Our Loquacious God
Rev. John A. Roop
Pentecost 2017 (4 June 2017)
(Acts 2:1-11, Ps 104:25-32, 1 Cor 12:4-13, John 14:12-29)
Alleluia. The Spirit of the Lord renews the face of the earth.
O, come let us adore him. Alleluia.
Our God is loquacious, a description I first heard from William Willimon, though now I see it everywhere I look in Scripture. Loquacious: isn’t that a wonderful word? Loquacious: talkative, chatty, noisy – clamoring to be heard. No matter its true etymology, I think it’s a Southern word. A genteel Southern belle sits on the veranda sipping sweet iced tea, the smell of magnolia in the air. She’s surrounded by rambunctious, young nieces and nephews. She tilts her head just so, smiles at one of the mothers and says, “My, but your little one certainly is loquacious, bless her heart,” in the unique art form of Southern backhand compliment. “My, but your little one certainly is loquacious,” translates to, “My goodness, will this child ever be quiet?” Southerners understand without translation.
Our God is as loquacious as one of these children: talkative, chatty, noisy – clamoring to be heard. In the beginning God created the heavens and the earth, not by manual labor, but by speaking them into being. “Let there be,” God said, and there was, and it was good. God is loquacious and there is a cosmos to show for it.
The Lord said to Abram:
“Go from your country and your kindred and your father’s house to the land that I will show you. And I will make of you a great nation, and I will bless you and make your name great, so that you will be a blessing.” (Gen 12:1-2, ESV unless otherwise noted).
God is loquacious and there is covenant, there is blessing to show for it.
“I am the God of your father, the God of Abraham, the God of Isaac, and the God of Jacob,” spoke the voice from the bush.
“And now, behold, the cry of the people of Israel has come to me; and I have also seen the oppression with which the Egyptians oppress them. Come, I will send you to Pharaoh that you may bring my people, the children of Israel, out of Egypt” (Ex 3:6a, 9-10).
And when Moses demurred – he could not speak for himself, much less for “I Am That I Am” – our loquacious God promised to make him loquacious.

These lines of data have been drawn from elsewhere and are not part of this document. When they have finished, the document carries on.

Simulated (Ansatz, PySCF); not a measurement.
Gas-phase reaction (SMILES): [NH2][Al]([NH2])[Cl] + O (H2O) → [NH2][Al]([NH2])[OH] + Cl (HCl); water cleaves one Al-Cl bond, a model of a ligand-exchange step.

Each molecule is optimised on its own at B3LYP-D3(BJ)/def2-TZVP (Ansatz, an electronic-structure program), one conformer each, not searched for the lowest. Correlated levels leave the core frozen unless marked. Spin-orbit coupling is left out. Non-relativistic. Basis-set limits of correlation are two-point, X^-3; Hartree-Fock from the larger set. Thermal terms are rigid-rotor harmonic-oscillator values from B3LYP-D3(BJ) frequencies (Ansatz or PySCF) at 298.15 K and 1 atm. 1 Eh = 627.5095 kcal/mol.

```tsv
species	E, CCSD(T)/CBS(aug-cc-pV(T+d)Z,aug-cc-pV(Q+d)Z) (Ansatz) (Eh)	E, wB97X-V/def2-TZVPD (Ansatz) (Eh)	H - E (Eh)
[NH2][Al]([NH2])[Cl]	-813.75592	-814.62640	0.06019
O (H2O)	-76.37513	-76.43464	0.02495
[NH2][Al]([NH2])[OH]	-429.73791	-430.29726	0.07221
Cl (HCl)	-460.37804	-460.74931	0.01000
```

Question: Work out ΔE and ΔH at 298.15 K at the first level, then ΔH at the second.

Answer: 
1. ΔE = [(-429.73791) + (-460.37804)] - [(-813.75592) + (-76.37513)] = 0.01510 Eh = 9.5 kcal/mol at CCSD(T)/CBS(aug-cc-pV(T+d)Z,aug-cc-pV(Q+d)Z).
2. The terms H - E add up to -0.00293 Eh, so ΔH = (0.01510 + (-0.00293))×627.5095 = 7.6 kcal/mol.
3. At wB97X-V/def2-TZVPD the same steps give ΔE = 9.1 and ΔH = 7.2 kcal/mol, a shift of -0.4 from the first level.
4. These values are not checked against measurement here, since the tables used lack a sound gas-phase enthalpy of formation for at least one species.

“Who has made man’s mouth? Who makes him mute, or deaf, or seeing, or blind? Is it not I, the LORD? Now therefore go, and I will be with your mouth, and teach you what you shall speak” (Ex 4:11-12).
God is loquacious and there is a liberated people, a free nation to show for it.
Our loquacious God spoke to and spoke through warriors and judges, priests and prostitutes, prophets and kings, and on at least one occasion, an ass. Loquacious: talkative, chatty, noisy – clamoring to be heard.
Sometimes people listened. Other times they tilted their heads just so, smiled and said, “My, but your little god certainly is loquacious, bless his heart.” These latter ones learned too late the power of God’s word: the depraved world of Noah’s generation, the wicked ones of Sodom and Gomorrah, Pharaoh and his armies, the Canaanite tribes, idolatrous and complacent Israel, rebellious Judah – all judged by the word of our loquacious God.
And though God speaks judgment, judgment is never the final word of our loquacious God.
In the beginning was the Word, and the Word was with God, and the Word was God. He was in the beginning with God. All things were made through him, and without him was not anything made that was made. In him was life, and the life was the light of men. The light shines in the darkness, and the darkness has not overcome it.
And the Word became flesh and dwelt among us, and we have seen his glory, glory as of the only Son from the Father, full of grace and truth (John 1:1-5, 14).
In Jesus, St. John sees God at his loquacious best, speaking light, and life, and redemption to man and restoration to all creation. From the fullness of our loquacious God and the word he spoke in Jesus, we truly have received grace and truth. But even in Jesus, our loquacious God did not say all that can and must be said. “I still have many things to say to you, but you cannot bear them now,” Jesus said to his disciples on the night he was betrayed. “When the Spirit of truth comes, he will guide you into all the truth; for he will not speak on his own authority, but whatever he hears he will speak, and he will declare to you the things that are to come” (John 16:12-13). There is more to be said and another voice yet to speak: the Lord, the Giver of Life, the Holy Spirit who proceeds from the Father.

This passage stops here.